A recent Forbes article highlighted the new image of the solo ager, and how the senior housing industry is adapting along with this generation. However, as we evolve in society, with baby boomers coming into retirement age, our perceptions shift as well. Communities must reflect the unique needs of the fast-growing boomer population. Moreover, while the term solo ager might hint at solitude, on the contrary, they crave and engage with their community even more. Read on for a glimpse into the solo ager population, how housing is transforming to fit their personalities and why community is the foundation. 

The New Solo Ager 

The picture of retirement isn’t a silver-haired couple on a porch drinking iced-tea surrounded by grandkids (or insert whichever cliché you’d like). It’s different for everyone, and that’s what the solo aging movement is all about—knowing that getting older isn’t a linear path. Baby boomers came of age in a tumultuous period. Women had access to legal birth control and both sexes felt more confident choosing other life paths rather than the traditional nuclear family. Which means the older generation might not have children, close family or be in committed relationships as they approach retirement.

What’s truly interesting is that the senior housing industry is adapting to meet the preferences of the solo ager. At Vineyard, we are proud to be on the forefront, disrupting the status quo to provide communities that fit every unique need. 

Redefining Aging 

Our society and culture have taken steps to no longer marginalize the older population but rather understand them as one of our largest demographics in this country. Some earlier studies labeled upcoming baby boomer shift as “elder orphans.” However, it’s much more accurate to subscribe to the solo aging concept. 

For example, look to author Sara Geber’s refreshing take on the movement. “If you are single with a child or children from whom you are estranged, you are a solo ager as well. Another term being bandied about for this phenomenon is ‘elder orphan,’ but I prefer solo ager. Join the tribe!”

Dr. Francine Toder spoke to HuffPost about the positive aging movement and how cities and communities support it. “By providing culturally enriched programming involving seniors, in an environment that appreciates and values its older residents, age-friendly cities position themselves to welcome new retirees looking for a good quality of life as they age. This is a win-win for everyone.” Researchers are even undertaking new studies to better understand how to “successfully age.” 

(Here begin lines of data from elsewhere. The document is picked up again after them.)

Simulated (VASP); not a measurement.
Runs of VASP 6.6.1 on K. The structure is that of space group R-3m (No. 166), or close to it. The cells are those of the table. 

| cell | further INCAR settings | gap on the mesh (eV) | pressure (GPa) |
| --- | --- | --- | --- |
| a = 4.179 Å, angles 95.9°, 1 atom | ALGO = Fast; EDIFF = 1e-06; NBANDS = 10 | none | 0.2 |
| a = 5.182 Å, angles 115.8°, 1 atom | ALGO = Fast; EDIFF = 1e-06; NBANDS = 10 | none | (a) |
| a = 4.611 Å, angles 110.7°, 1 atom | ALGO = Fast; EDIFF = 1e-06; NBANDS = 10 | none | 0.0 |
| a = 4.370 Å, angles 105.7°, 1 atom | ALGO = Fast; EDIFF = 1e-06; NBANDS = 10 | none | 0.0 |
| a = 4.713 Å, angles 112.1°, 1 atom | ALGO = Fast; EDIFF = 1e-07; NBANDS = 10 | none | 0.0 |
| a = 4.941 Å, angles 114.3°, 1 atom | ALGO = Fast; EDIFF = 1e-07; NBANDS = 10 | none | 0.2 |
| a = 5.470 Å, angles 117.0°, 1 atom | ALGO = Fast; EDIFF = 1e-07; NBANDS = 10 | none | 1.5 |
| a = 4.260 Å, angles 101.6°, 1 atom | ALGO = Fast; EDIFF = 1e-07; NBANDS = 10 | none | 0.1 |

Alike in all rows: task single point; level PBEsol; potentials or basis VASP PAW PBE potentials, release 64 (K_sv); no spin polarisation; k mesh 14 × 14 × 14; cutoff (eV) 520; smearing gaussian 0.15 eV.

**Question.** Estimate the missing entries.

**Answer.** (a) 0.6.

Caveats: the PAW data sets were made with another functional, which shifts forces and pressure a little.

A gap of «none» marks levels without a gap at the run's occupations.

Shifting Landscapes of Senior Housing

Now that our culture and perception is shifting concurrently with the pro-aging movement, new dynamic communities, like Vineyard, cater towards solo agers. These communities include options such as:

  • Foodie-friendly kitchens that treat cooking and eating as an experience, rather than just a necessity.
  • Innovative activities with a strong focus on individual benefits for each resident.
  • Intergenerational programming that pairs older adults with children or young adults, which recent studies have shown provide extensive wisdom-generating opportunities for both old and young.
  • Wellness workshops to embrace a positive mindset along with physical health. 

The Benefits of Community for Solo Agers 

As we age, friendships become even more important to our mental wellness. Recent studies, profiled by Psychology Today, show that getting support—whether it be from family, spouses or friends—is a strong indicator of happiness and increases overall well-being. Which is why community is an integral aspect for solo-aging lifestyle. Whether it be from relationships with neighbors or your roommates themselves. 

With the solo ager, even if you have a spouse, your paths may diverge. As Geber explains: “I am married and when I talk about solo aging, many people ask how a married person can consider herself a ‘solo’ anything. I tell them that unless my husband and I get hit by the same bus, one of us is going to end up alone, so we should both plan for the unknowable future.”

As we reconfigure the traditional setting (husband and wife, or single) senior living communities cater to living arrangements by offering unique floor plans. For instance, a two-bedroom, two-bath apartment can allow for friends or even siblings to live together but still have a healthy amount of space. The Forbes profile referred to this as “roommate style living à la The Golden Girls.”

Solo Aging and Embracing Community

Solo agers are an empowered new generation that can’t be fit into a box and aren’t quietly retiring to “a home” to read and knit. Instead, they’re independent, health-focused and rightly-so require active and lively communities to live in. As we reject outdated notions of what it means to get older, solo agers forge a path forward. We’re excited to be a part of the movement and develop alongside them.